That she is not alone in thinking this way is suggested by the success of the reframing of Australian identity along Aboriginal lines over the past decade. 

What traditionalists might draw from this is clear. We should highlight the failure of liberal moderns to universalise their moral claims; we should also highlight Greer describing traditional goods as being "what makes any life worth living"; but, unlike Greer, we should seek to uphold these goods within our own communities, rather than attempting to transmogrify into something we are not.

13 comments:

  1. Those quotes are astounding, not just for the cognitive dissonance but also for the fact that they are clear-sighted and correct (in one direction) as they are. It’s almost impossible to believe someone can be at once simultaneously capable of such clear thought and utter blind ignorance.

    I did not mean to imply disagreement, merely round out the full set of possible explanations. I’m sure it’s a mix.

    It also occurs to me that a similar phenomenon can be observed in, for example, the movie Dances With Wolves. That is a movie effectively about a white man finding that he has no culture and becoming (might we say transubstantiating into?) an Indian. I suspect this is also the impulse that drives Americans to identify themselves as being of Indian or immigrant descent, rather than descending from the posterity of the American colonists, who are percieved as having no culture or tradition while more recent immigrants such as Irish or Italians have a modicum.
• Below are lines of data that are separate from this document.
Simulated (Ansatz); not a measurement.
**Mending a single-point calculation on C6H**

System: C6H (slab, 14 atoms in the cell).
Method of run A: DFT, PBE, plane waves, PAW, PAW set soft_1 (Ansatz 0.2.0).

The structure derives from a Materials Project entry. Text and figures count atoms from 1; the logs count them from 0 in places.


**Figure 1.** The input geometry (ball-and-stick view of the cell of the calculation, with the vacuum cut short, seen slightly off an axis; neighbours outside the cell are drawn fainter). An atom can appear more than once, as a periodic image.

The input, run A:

    It could be that Greer has been so utterly liberalized that it’s impossible for her to concieve of herself as having a native culture or tradition to which she might return. I would imagine she percieves herself as being some sort of default, undifferentiated human who came from nowhere in particular and belongs nowhere in particular. I doubt she would be able to imagine Australians having a distinct native identity and culture even if you explained it to her, although such a thing is so weak and liberalized I would suppose it’s difficult for most people to imagine any European people having even as distinct an identity as the Aboriginals.

    The important point I mean by the above is that since she probably feels a yearning for that more human and social way of living, she necessarily looks elsewhere for it and finds Aboriginals. Her American copies likely see it in Indians, even though it’s less acceptable nowadays to wish to “transubstantiate.”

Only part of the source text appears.